It works! now let's display all of our colors with a legend:
ggplot(tibble(named_color=output),aes(named_color,fill=factor(named_color,levels=output))) + geom_bar() +
scale_fill_manual(values = output)
Now we put everything in a function :
get_named_colors <- function(path, cutoff = 0.5){
library(dplyr)
library(ggplot2)
library(png)
# named colors
rgb_named_colors <- t(col2rgb(grDevices::colors())/255)
# colors from path
img <- readPNG(path)
rgb_img <- apply(img,3,c)
colnames(rgb_img) <- c("red","green","blue")
rgb_img_agg <-
rgb_img %>%
as_tibble %>%
group_by_all %>%
count %>%
filter(n > dim(img)[1]* dim(img)[2] *cutoff/100)
# distances
output <- apply(rgb_img_agg[1:3],1, function(row_img)

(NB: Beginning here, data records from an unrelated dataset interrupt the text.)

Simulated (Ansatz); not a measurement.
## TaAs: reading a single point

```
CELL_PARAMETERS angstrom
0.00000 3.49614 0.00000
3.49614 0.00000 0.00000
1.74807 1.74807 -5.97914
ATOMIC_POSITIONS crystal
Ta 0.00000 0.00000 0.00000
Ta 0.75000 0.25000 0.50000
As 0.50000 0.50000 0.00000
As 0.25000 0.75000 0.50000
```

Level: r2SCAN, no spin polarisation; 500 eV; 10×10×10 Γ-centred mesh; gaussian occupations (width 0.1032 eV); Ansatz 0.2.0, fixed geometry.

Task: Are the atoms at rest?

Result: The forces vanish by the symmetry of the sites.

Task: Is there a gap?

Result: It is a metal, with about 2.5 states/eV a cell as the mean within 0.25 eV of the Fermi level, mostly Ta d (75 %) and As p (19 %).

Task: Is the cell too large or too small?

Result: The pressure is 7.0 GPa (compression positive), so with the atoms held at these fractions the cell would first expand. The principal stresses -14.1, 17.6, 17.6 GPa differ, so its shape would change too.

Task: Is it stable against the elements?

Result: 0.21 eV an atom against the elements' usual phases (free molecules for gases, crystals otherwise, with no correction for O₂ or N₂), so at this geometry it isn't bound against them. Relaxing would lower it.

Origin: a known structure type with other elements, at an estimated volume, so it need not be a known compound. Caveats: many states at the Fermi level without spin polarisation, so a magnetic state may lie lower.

grDevices::colors()[which.min(
apply(rgb_named_colors,1,function(row_named)
dist(rbind(row_img,row_named))))])
p <- ggplot(tibble(named_color=output),aes(named_color,fill=factor(named_color,levels=output))) + geom_bar() +
scale_fill_manual(values = output)
print(p)
output
}
I might update if I found out how to implement the fancy features.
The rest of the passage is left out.